MH17 Crash Investigators To Ask Russia, Ukraine To Question 4 Suspects - Representative

MH17 Crash Investigators to Ask Russia, Ukraine to Question 4 Suspects - Representative

Investigators of a 2014 crash of a Malaysia Airlines-operated Boeing MH17 will ask Russia and Ukraine to question four suspects named by the Joint Investigation Team (JIT), whose conclusions Russia has called baseless in the past, a JIT coordinator said Wednesday

NIEUWEGEIN (The Netherlands) (Pakistan Point news / Sputnik - 19th June, 2019) Investigators of a 2014 crash of a Malaysia Airlines-operated Boeing MH17 will ask Russia and Ukraine to question four suspects named by the Joint Investigation Team (JIT), whose conclusions Russia has called baseless in the past, a JIT coordinator said Wednesday.

"In the short term, we will formally request the Russian Federation to submit summons to the suspects, who are in the Russian Federation. We will also ask Russia to question the suspects about the charges. A similar formal request will be sent to Ukraine," Dutch Chief Prosecutor Fred Westerbeke told a press conference.

"The following suspects are prosecuted for causing the crash of MH17 leading to the death of all the people on board ... and second, murdering 298 passengers of flight MH17 ... The suspects will have the opportunity to explain their side of the story in court," he said.

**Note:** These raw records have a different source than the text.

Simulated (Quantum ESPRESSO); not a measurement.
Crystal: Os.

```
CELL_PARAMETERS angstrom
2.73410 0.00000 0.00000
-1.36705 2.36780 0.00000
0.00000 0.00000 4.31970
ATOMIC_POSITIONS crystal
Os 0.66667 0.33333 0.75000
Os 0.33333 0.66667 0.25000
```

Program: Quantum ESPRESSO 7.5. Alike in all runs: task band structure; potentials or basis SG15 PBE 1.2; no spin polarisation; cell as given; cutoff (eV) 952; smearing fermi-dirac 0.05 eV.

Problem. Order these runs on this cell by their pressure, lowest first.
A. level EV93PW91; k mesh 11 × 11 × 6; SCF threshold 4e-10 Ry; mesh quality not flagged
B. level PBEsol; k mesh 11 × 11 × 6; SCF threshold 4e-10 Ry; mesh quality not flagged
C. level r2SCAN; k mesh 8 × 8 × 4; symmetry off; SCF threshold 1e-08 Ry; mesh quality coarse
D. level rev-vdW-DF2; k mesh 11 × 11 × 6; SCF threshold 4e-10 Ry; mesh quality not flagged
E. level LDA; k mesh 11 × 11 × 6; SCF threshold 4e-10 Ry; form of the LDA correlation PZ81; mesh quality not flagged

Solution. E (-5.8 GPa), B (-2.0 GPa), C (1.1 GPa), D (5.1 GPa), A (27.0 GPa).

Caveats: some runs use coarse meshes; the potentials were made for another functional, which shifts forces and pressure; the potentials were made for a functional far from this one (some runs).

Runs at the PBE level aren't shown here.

The Boeing, which was on a flight from Amsterdam to Kuala Lumpur, crashed near the city of Donetsk in eastern Ukraine on July 17, 2014. All 298 people, mostly from the Netherlands, who were on board the plane were killed. Kiev blamed local militia for the crash, but they said they had no equipment that would allow them to down a plane at that altitude.

The Dutch-led joint investigation team, which does not include Russia, concluded that the plane had been allegedly downed by a Buk missile that belonged to the Russian Armed Forces. Russia has stressed that it gave the Netherlands radar data and documents proving that the missile belonged to Ukraine, but the information was not taken into account.

The Russian Defense Ministry has said that all missiles like the one, whose engine the Dutch-led commission showed, were decommissioned after 2011.

The Russian Foreign Ministry has said that the accusations against Russia were baseless and the investigation was biased and one-sided. Russian President Vladimir Putin has pointed out that Russia was excluded from an investigation of the crash in the east of Ukraine, and Moscow could only recognize the results of the probe if it was a full-fledged participant.